Monday, May 4, 2026

From my brother Steven's archives: May

From my brother Steven's archives:
"May is the flower-wreathed bride of the year. Lovely April and beautiful June are mere handmaidens to the dew-diamond radiance of May. The pledges whispered by the rattling seed in the dry husk of September are fulfilled now in the silk-petaled allure of the receptive blossom. The pure white drifts of Large-flowered Trillium like lingering snowbanks lying late in the woods, the sky-blue dappling of Baby Blue Eyes like spilled sapphires in the jade green shade of a live oak, the lascivious delicacy of pink enfolding white Bleeding Hearts nodding coyly in the sun shaft and shadow of the forest glen like a proper but unmistakable, irresistible invitation; all of this seductive art, the dance of May, is to bring the present generation to that terrifying and wonderful commingling that defies the separateness of individuals to produce the future generation's seed. It is a daring and dangerous strategy, but exquisitely successful and as seriously beautiful as this life allows, this life that culminates in May dances.
This May-time dance floor is tender-leaved. The oak, the maple, unfurls the bright green of youth washed with a roseate blush, an evanescent glow foretelling in its fading the inevitable emerald maturity to come. The lusty uprising of the lance-leaved grasses full of sunlight distilled to sweetness enrobes the land in shaggy velvet. Even the reserved and venerable conifers are just showing tips of bright, new-minted green like small cool flames that do not consume the branches but miraculously increase them.

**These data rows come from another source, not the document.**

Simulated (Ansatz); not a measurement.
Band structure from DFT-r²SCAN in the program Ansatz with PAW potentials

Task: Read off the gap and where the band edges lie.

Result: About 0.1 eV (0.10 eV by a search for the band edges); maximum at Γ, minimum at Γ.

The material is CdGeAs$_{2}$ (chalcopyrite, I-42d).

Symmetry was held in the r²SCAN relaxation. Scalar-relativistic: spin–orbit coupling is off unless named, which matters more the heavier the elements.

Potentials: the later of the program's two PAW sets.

And, of course, the May dances, in their pre-eminence, have the best music and biggest orchestra. There is the high woodwind skirling of the shorebirds-least sandpipers, red knots, curlews and whimbrels-as they move along the water's edge like nervous smoke. The piccolo trills of Spring Peepers are fading, replaced in the rapture of firefly evenings by the softly roaring cello and bass viol of the bullfrog chorus. There is the clear fluting of thrushes, the fuzzy harpsichord trills of the warblers, the bright trumpet blasts of the geese, the chuckling bassoons of coot and mallard, the racing liquid violins of the finches, and the majestic trombone fanfares of the cranes, As the ascending Sun heats the greened Earth dance floor, waterfalls crash like ringing symbols and deep in the distance the dark tympanic rumbling of the thunderstorm murmurs of risk and renewal.
This dance, this music, this month is life at its best, marvelous, mysterious May."